What You Say Your Resolutions Are vs. What They Really Mean

Female hand holding a pen and writing a plan in a planner

I used to be staunchly anti-resolution. It always seemed a little too idealistic to wait until the start of a new year to start working toward goals you could’ve easily started six months ago. But I’m becoming more supportive and open-minded in my old age, and the past few years I’ve been bitten by the “new year, new me” bug, too.

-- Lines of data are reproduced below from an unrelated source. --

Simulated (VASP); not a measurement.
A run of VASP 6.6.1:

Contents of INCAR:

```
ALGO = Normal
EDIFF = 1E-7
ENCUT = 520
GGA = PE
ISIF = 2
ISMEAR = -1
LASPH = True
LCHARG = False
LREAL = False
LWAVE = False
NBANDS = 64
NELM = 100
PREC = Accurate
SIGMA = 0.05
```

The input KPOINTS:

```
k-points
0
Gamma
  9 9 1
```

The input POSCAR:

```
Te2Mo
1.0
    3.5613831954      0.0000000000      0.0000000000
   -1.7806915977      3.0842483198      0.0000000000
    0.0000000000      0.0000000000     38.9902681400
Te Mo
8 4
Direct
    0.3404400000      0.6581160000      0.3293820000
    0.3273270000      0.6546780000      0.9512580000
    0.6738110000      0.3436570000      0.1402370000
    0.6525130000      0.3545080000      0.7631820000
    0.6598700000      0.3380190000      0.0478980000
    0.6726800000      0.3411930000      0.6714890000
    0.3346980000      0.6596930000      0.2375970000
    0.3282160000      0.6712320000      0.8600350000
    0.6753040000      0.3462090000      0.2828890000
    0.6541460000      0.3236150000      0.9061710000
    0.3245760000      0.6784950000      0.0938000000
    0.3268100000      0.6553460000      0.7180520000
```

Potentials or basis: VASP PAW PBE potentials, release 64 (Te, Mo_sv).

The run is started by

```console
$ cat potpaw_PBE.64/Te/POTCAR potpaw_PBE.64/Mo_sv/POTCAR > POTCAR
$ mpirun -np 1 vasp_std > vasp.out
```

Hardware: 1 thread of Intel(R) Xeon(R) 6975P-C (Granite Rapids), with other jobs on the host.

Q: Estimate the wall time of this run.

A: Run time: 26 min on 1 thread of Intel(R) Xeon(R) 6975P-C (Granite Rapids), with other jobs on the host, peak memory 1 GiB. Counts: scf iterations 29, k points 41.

There’s a lot that gets lost in translation with New Year’s resolutions. Saving money, for example, might mean living on half of your income for some people while others are thinking more along the lines of skipping the whip at Starbucks. Regardless of what your intentions are with your 2017 #goals, just know that we all know what you’re really saying when you embrace these common resolutions.

Be a better person.

For the first few months of the new year, you’ll feel especially guilty when you watch an episode of a TV show without your significant other. You’ll also repent for all those times you pretended to throw a treat for your dog but really it was still in the palm of your hand.

Be healthier.

You’re going to buy a bunch of lettuce and other leafy produce that you’ll use to make salad for about three days before leaving the rest to get gross in the back of the fridge. You’ll also download a fitness app you’ll use faithfully until the free trial runs out or you forget, whichever happens first. An exercise ball will join your belongings, and you’ll get a small workout kicking it out of your way when you’re never using it.

Drink less alcohol.

Your new drink order will become a Bloody Mary, because it’s practically a V8, or you’ll forego cocktails in lieu of straight liquor technically speaking you will be drinking less.

Quit smoking.

You’re going to switch to vaping, and eventually all of your friends will stop talking to you. Faced with the prospect of a lonely existence and a disappointing future epitaph, you’ll actually summon the will power to quit.

Find a new job.

You’re going to peruse LinkedIn and Indeed for a few weeks, but eventually you’ll get to one gauntlet of a job application that asks you to retype everything that’s on your resume on a custom form, and you’ll realize that the drudgery of your current job is worth it to avoid entering the dates you were employed at your part-time high school job in DD/YYYY/MM format.

Spend more quality time with family.

You’re going to plan a special family game night, but you’ll make the mistake of choosing Apples to Apples. In the space of an hour, you’ll realize that your beloved kin aren’t creative and have bad taste. You’ll learn your spouse thinks Beliebers is a better match for “Principled” than Martha Stewart. Your darling son will be outed as humorless. Your daughter – to whom you gave life – doesn’t know who Nelson Mandela is. No wonder you don’t spend time with these people: they’re the worst.

Get organized.

You’re going to buy a really beautiful 17-month agenda and some storage containers that will eventually create a unique topography when buried under laundry and junk mail from Capital One.

Save money.

You’re going to seriously consider cancelling your Netflix and Amazon Prime subscriptions–until you get distracted watching all nine seasons of One Tree Hill and feeling like modern royalty when your face wash arrives outside your door within two business days.

Stop procrastinating.

On December 31, 2017 at 8 a.m., it’ll really be crunch time for this one.